In the following cell, evaluate the Inception Score on real MNIST images. You
should use the CNN model you implemented and trained in Q1 as the scoring model,
and use all images in the *test* split of the MNIST dataset.

In [None]:
mean, std =  # TODO
print("Inception score: {:.2f}±{:.2f}".format(mean, std))

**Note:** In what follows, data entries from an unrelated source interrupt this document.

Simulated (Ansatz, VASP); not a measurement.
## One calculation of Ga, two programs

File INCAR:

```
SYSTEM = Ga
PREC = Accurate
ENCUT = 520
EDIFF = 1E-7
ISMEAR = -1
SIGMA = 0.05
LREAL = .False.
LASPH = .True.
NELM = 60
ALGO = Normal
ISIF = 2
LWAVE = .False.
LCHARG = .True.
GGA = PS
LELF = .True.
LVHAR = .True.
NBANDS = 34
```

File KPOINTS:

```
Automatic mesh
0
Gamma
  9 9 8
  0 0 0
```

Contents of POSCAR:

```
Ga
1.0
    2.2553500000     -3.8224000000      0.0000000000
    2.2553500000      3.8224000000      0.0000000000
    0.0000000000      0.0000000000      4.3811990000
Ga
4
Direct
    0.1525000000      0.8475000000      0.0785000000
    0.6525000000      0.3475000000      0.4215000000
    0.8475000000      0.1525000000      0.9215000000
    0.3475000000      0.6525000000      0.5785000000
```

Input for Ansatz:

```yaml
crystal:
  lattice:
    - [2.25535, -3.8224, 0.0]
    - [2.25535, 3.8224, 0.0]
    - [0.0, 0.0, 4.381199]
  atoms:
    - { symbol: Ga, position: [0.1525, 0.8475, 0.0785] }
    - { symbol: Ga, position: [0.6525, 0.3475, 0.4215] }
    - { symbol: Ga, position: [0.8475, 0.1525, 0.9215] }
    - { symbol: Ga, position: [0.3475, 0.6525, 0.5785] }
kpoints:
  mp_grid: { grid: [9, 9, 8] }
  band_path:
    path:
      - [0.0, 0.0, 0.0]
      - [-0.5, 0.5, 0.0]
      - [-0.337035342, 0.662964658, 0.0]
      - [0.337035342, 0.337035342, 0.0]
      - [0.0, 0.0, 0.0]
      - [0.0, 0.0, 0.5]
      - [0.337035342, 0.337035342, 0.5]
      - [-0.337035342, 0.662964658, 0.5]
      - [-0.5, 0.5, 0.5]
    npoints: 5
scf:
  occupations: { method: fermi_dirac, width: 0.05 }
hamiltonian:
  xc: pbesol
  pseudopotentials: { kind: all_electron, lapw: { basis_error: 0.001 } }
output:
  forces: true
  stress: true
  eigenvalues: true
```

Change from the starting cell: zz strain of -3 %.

### 2b. Implement VAE (20 points)

In the following cell, implement a variational autoencoder (VAE) that can
generate images of handwritten digits. The VAE should satisfy the following
requirements:

- Its encoder should contain convolutional layers.
- Its decoder should contain transposed convolutional layers.
- The output of the decoder should be unnormalized logits for each pixel.

In [None]:
class VAE(nn.Module):
    """A simple variational autoencoder."""
    def __init__(
        self,
        latent_dim,
    ):
        """
        Args:
        - latent_dim: The dimension of the latent space.
        """
        super().__init__()
        self.latent_dim = latent_dim
        # TODO
        self.encoder =
        self.fc_mu =
        self.fc_logvar =
        self.decoder =

    def encode(
        self,
        x: torch.Tensor,
    ) -> Tuple[torch.Tensor, torch.Tensor]:
        """
        Input:
        - x: (N, C, W, H), a batch of input images.

        Returns:
        - mu: (N, D), the mean of the latent distribution.
        - logvar: (N, D), the log-variance of the latent distribution.
        """
        h = self.encoder(x)
        mu = self.fc_mu(h)
        logvar = self.fc_logvar(h)
        return mu, logvar

    def reparameterize(
        self,
        mu: torch.Tensor,
        logvar: torch.Tensor,
    ) -> torch.Tensor:
        """
        Input:
        - mu: (N, D), the mean of the latent distribution.
        - logvar: (N, D), the log-variance of the latent distribution.

        Returns:
        - z: (N, D), a sample from the latent distribution.
        """
        std = torch.exp(0.5*logvar)
        eps = torch.randn_like(std)
        return mu + eps * std

    def decode(
        self,
        z: torch.Tensor,
    ) -> torch.Tensor:
        """
        Input:
        - z: (N, D), a sample from the latent distribution.

        Returns:
        - recon: (N, C, W, H), unnormalized logits of the reconstructed images.
        """
        return self.decoder(z)

    def forward(
        self,
        x: torch.Tensor,
    ) -> Tuple[torch.Tensor, torch.Tensor, torch.Tensor]:
        mu, logvar = self.encode(x)
        z = self.reparameterize(mu, logvar)
        recon = self.decode(z)
        return recon, mu, logvar

### 2c. Train the Model (20 points)

Complete the training loop in the following cell and train your VAE. The loss
function has already been implemented for you. If you are interested in how this
loss function is derived, the following tutorial is a good reference:
[[link](https://arxiv.org/abs/1606.05908)].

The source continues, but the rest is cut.